The Mudcat Café TM
Thread #160700   Message #3812935
Posted By: Teribus
05-Oct-16 - 01:47 PM
Thread Name: Soldiers songs calling officers
Subject: RE: Soldiers songs calling officers
I think somewhere on the thread about Audi drivers Charmion you talked about your old Sergeant and your old Corporal teaching you how to drive. So I take it that you unlike most posting here did actually do some time in the military.

That being the case how true to the above was the behaviour of the Officers and NCO's you served under? Your Officers and NCO's were taught by and maintained the traditions by those who went before them, who in turn had been taught by those who had gone before them.

The song is a bit of a humorous dig nothing more, your Canadian version is no more but a bit of the same with the net cast wider.

If you want to take it literally as a condemnation of the leadership then Charmion are you really trying to tell us that out of every rank in the Canadian Army it was only the Corporals that did the fighting and the dying?

In the British version you quote - who is it that constitutes the Battalion? All ranks, officers, NCO and men isn't it?

Nothing more than Forces "Black Humour" describing life in the trenches that are not under attack - note that "trenches" plural - there again like most contributing to this thread you have probably no idea of what that means, how they were organised, or manned during the months when absolutely nothing was happening. British troops did 1 week in the front line out of every 3 months deployed under normal circumstances.

However the best indication of how dismissive the British soldier was of the officers who commanded them is the fact that out of every 1914 combatant power by November 1918 the British, Commonwealth and Empire Armies were the only armed force that had not mutinied.

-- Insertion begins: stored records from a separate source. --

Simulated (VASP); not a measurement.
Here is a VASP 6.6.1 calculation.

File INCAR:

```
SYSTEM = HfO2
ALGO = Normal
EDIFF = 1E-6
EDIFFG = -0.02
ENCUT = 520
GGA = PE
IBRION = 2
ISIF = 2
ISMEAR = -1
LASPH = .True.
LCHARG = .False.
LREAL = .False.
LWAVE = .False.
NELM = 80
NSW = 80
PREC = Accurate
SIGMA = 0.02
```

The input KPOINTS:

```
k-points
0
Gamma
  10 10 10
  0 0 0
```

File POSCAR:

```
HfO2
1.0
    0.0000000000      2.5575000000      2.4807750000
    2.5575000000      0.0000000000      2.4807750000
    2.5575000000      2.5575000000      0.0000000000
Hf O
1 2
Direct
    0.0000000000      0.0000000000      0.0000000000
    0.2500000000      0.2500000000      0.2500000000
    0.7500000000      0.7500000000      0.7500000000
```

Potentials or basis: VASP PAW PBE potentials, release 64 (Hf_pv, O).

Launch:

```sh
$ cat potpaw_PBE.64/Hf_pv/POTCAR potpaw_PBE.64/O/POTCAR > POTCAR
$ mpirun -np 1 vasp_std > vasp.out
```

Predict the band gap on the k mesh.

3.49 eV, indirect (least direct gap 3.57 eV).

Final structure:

Best example of British Army "Black Humour" can be found in the pages of the "Wipers Times" Tommy's Front Line Newspaper - a publication that the High Command had they wanted to, or had ever seen the need to, could have ordered it shut down, but they didn't, they fully recognised it for what it was and also recognised it as being excellent for morale. Care to share the name of the equivalent French and German Trench Newspapers?